Turmoil in Honesdale over top cop; Council names police commissioner
At an emotionally charged October 14 meeting, the Honesdale Borough Council appointed Rick Southerton to a conditional one-year term as commissioner of police/police chief. Passage of the resolution by a partial council (Scott J. Smith and Sam B. Mikulak were absent) was greeted with angry dissent by the public contingent present to support Sergeant Ron Kominski’s candidacy for that office. Kominski, who has been performing the duties of the chief since Joseph LoBasso resigned that position on July 31, had previously filled in for LoBasso whenever he was unavailable.
Earlier in the meeting, Tiffany Kominski, accompanied by a dozen vocal supporters, spoke during the public comment segment. Alluding to the lawsuit brought by Kominski against the council for improper procedure with regard to a personnel action involving him, her pointed question to the council was, “Who will pay the court costs associated with the lawsuit?” Council President F. J. Monaghan deferred to borough solicitor Richard Henry, who stated that taxpayers would ultimately be responsible for those expenses. The lawsuit resulted in a decision that the council had followed improper procedure, and participating council members were ordered to pay a $100 fine each.
Mayor Ed Langendoerfer, who is official liaison between the council and the police department, appeared to be at odds with the council over passage of the resolution to appoint Southerton as police commissioner. Citing the fact that the council had recruited candidates for police chief, not commissioner of police, he asked whether recruiting for commissioner might have produced a different pool of candidates. Langendoerfer then publicly thanked Kominski for his exemplary service as acting chief, a sentiment echoed immediately by Monaghan, who added that “he has always been a fine police officer.”
The title change became necessary when a letter from the state civil service commission revealed that Southerton is currently ineligible to sit for the noncompetitive examination required of candidates for this position, because he has not completed one year of service in a Pennsylvania police department. When Southerton was nominated for the position of chief, both he and the council were aware of that requirement. However, both were also fairly confident that the civil service commission would readily grant a waiver of the requirement, in light of Southerton’s 20-plus years of law enforcement experience with the Federal Bureau of Investigation. When that proved not to be the case, the council changed the job title and limited Southerton’s appointment to a conditional one-year term. Southerton was scheduled to be sworn in by Langendoerfer at 10 a.m. on October 15.

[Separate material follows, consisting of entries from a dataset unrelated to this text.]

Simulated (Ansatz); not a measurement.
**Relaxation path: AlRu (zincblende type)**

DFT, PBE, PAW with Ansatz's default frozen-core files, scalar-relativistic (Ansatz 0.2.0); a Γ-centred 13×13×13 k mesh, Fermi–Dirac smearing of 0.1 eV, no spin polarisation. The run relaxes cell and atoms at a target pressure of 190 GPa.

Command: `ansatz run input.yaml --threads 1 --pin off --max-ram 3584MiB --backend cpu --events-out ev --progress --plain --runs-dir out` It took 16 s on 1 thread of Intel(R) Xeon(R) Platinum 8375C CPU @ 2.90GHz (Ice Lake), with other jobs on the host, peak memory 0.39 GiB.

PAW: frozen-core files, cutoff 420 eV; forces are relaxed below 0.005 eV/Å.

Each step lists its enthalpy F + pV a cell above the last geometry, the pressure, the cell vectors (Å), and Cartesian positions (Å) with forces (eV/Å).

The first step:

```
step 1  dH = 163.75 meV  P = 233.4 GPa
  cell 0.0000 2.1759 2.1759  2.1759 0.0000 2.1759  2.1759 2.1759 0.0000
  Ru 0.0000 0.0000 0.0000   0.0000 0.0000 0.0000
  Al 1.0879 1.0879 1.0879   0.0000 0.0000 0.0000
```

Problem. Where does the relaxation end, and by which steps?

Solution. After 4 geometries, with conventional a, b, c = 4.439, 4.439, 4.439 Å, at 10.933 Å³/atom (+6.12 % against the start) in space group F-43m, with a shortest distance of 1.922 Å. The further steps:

What remains unclear are the nature and parameters of the new commissioner position. In question is whether the position will be that of a working police chief, with Southerton responding to incidents as a uniformed officer, or whether the position will be that of an administrator only. Both citizens and longtime Honesdale police officers have cited the need for additional officers in the borough. If Southerton’s appointment is as administrator only, it will effectively reduce the force by one officer.